And that's the same for different types of readout-- perceptual, and pseudo-inverse, SVM. All of them show this saturation as you increase the size of cortical layer. And that's one of the very important outcome of our study. That when you talk about noisy inputs, you can think about it as kind of more generalization task. Then there is a limit about what you gain by expanding representation.
Even if you expand in a nonlinear fashion and you increase the dimensionality, you cannot combat the noise, at least up to some level. Beyond some level, there is no point of further expansion, because basically the error saturates
Let me, since time goes fast, let me talk about the alternatives. So if random weights are not doing so well, what are the alternatives? The alternative is to do some kind of unsupervised learning. Here we are doing it in a kind of a shortcut of unsupervised learning.
What is the shortcut? We say the following. Imagine that these layers, the learner knows about the representation of the clusters. It doesn't know the labels. In other words, whether those are pluses and those are minuses, which one are pluses and minuses. But he does know about the statistical structure of the input, and this is this S bar. These are the centers.
So we want to encode the statistical structure of these input in this expansion of the weights. And the way we do the simplest way is the kind of Hebb rule. We do the following. We say let's first choose, or recruit, or allocate a state, a sparse state here, randomly chosen, to associate, to represent each one of the clusters. So these are the R. R are the randomly chosen patterns here.

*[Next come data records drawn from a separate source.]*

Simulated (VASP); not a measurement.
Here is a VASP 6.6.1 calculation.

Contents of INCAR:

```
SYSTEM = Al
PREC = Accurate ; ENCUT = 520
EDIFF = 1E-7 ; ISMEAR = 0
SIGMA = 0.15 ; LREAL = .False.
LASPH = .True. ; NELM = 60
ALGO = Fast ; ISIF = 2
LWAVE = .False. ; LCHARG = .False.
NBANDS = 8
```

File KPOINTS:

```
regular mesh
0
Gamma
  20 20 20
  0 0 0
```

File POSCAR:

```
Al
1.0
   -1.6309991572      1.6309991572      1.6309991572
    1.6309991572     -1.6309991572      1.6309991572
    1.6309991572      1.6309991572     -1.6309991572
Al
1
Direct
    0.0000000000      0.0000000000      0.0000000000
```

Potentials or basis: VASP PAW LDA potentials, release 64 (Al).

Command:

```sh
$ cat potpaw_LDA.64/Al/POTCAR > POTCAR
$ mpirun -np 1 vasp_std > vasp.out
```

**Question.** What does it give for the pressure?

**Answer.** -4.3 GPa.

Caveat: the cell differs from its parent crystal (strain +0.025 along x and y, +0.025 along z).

And then we associate between those randomly chosen representations and the actual centers of the clusters of the inputs. So this is S bar and R. And then we do the association by the simple, what's called Hebb rule.
So this Hebbian rule associates cluster center with a randomly assigned state in the cortical layer in a kind of simple summation or outer product for the Hebb rule. There are more sophisticated ways to do it, but that's the simplest one of doing it.
So it turns out that this simple rule has enormous potential for suppressing noise. So, again, this is the input noise and the output noise. The Hamming distance of the input and the output properly normalized. And you see that, as you go to higher and higher sparseness, to lower and lower f, this is basically the input noise is completely quenched when f is large.
When f is 0.01, for instance, this is this already. Sub-linear when f 0.05 is here, and so and so forth. So sparse representation, in particular, are very effective in suppressing noise, but provided the inputs have kind of unsupervised learning encoded into them which embed into them the cluster structure of the inputs.
The same or similar thing is true for Q for these correlations. If you look at the-- this was a random correlation. This is a function of f, and this is Q, the correlation. It's extremely suppressed for sparse representation. Basically, it's exponentially small with 1/f, so it's basically 0 for sparse representation.
Which means that those centers look like randomly distributed, essentially, and with very small noise. So you took these spheres and you basically map them into random points with a very small radius. So it's not surprising that, in this case, the error for small f-- the error, even for large noise values, the error is basically small, 0.
Nevertheless, it is still saturating as a function of the network size, of the cortical size. So the saturation of performance as a function of cortical size is a general property of such systems. Nevertheless, the performance itself for any given size is extremely impressive, I would say, when the system is sparse and the noise level is kind of moderate.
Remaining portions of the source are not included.